"The current VOR installation located at Cranfield Airport (CFD) is approaching the end of its viable life. We have consulted with users of the facility at Cranfield Airport where there is currently a single published VOR approach to one runway and reviewed the wider use of the VOR in relation to en-route and terminal airspace structures which unusually does not make use of the facility. It is therefore financially unrealistic to expect airlines to pay for the replacement and ongoing operation of a VOR they do not use. It has been possible to extend the life of the current installation well into the 'GPS' age and Cranfield Airport have published GNSS approaches for both runway directions at Cranfield. Away from the airfield itself, the withdrawal of the VOR would of course mean the loss of Cranfield radial information to GA traffic, but Daventry VOR/DME is less than 20nm away and other navaids and radar services are available locally.
NATS is proposing to withdraw the VOR in September 2013 and we are therefore looking for feedback from the GA community as to any serious impact of the withdrawal of the VOR at Cranfield."
We are going to see more and more of this. All the more reason to get GPS setups in aircraft and encourage their use.
We should be glad and support it. Maintaining VORs costs a lot of money which could be spent for other things.. like supporting GA!
Aviation will be better when students pilots no longer have to learn about radials and TO and FROM.
Firstly, I don't see this as the start of any wholesale removal of UK VORs. AIUI, NATS are removing that one because it has not for a long time featured in holding etc procedures for the nearby big airports, and VORs cost a fortune to keep going.
Secondly, Cranfield (where I have flown many times) is IME a rather unfriendly airport. They have some busy ATPL school(s) there and ATC gives them total priority. I could be arriving from the north and they would still lazily tell me to report at Woburn Abbey (a country house south of the airport, findable with a GPS that shows VRPs, like my KMD550 ) so 15 minutes later, when I have flown all the way round, allowing copious room for the IR training traffic, I finally arrive...

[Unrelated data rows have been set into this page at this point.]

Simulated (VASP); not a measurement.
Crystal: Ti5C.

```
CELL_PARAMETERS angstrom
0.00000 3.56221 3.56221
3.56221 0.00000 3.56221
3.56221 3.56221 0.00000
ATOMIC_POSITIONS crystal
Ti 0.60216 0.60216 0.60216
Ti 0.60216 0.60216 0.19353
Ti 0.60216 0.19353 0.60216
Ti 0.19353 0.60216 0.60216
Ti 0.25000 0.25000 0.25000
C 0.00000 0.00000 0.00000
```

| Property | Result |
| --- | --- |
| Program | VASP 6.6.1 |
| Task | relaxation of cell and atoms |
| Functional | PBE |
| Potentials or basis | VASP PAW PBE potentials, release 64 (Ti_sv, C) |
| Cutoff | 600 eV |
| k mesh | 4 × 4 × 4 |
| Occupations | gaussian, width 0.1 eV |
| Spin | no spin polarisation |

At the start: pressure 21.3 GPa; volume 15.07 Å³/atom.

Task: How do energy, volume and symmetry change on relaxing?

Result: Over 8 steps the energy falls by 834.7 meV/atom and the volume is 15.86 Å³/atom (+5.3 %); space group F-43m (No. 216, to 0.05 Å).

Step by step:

So I don't mind if they remove their VOR
I disagree and think there will be more of this. Not in any great rush but a lot of 'XXX aid has to be replaced, we don't have any money, everyone uses GPS anyway, let's drop it.' Which for the avoidance of doubt I am fine with.
Well, yes, AFAIK the airlines have not used a physical VOR for navigation in many years. In Europe one flies RNAV, using INS/FMS, or in GA with RNAV/GPS.
Also Cranfield has an ILS which would be the first choice anyway.
The only issue is if the ILS is out of service.
You will still have the GPS or the NDB/DME approaches.
I also think that NDB/DME are going to die a slow death. We will be left with GPS approaches and ILS.
I also think that NDB/DME are going to die a slow death.
I'll drink to it, the faster the better. Useless equipment.
Losing a VOR might save some money.... but I think the chances of that money being spent on anything that helps light GA is slim to none.
Well, yes, AFAIK the airlines have not used a physical VOR for navigation in many years. In Europe one flies RNAV, using INS/FMS, or in GA with RNAV/GPS.
I disagree, most CAT aircraft more than about 10 years old will be using an INS that auto updates from rho-theta (VOR-DME and DME-DME). Eurocontrol run a scheme to ensure that sufficient coverage remains for this. You're probably right in saying that nobody in the CAT world tunes a VOR in manually in normal operation - barring perhaps a VOR based approach.
I also think that NDB/DME are going to die a slow death.
Here's hoping - not because I think the money will be rerouted to GA (it won't), but because the safety benefit of a GPS approach is massive. Given the choice, and sufficient minima, I will always take an RNAV approach - even over an ILS. The situational awareness is hugely better, and properly integrated avionics (ie an EFIS with auto-slewing HSI and the advisory glideslope) hugely relieves the workload. As an added bonus, T/Y shaped procedures with GPS defined (and displayed) holds are trivial compared to NDB based procedures.
For single pilot, no autopilot operations, GPS approaches are far and away the safest.
most CAT aircraft more than about 10 years old will be using an INS that auto updates from rho-theta (VOR-DME and DME-DME)
I thought airliner INS systems fix-up using DME-DME ranging.
VOR/DME would be vastly less accurate.
A few years ago I went to a Eurocontrol "nav workshop" where they said they will keep up the DMEs, for this reason, and they had plans to install a few hundred new DMEs around Europe. I have noticed that some French VORs which didn't have DMEs do now have them.
I am suprised you would choose a GPS NP IAP over an ILS. Can you fly a coupled approach using the "advisory glideslope" on a GPS IAP?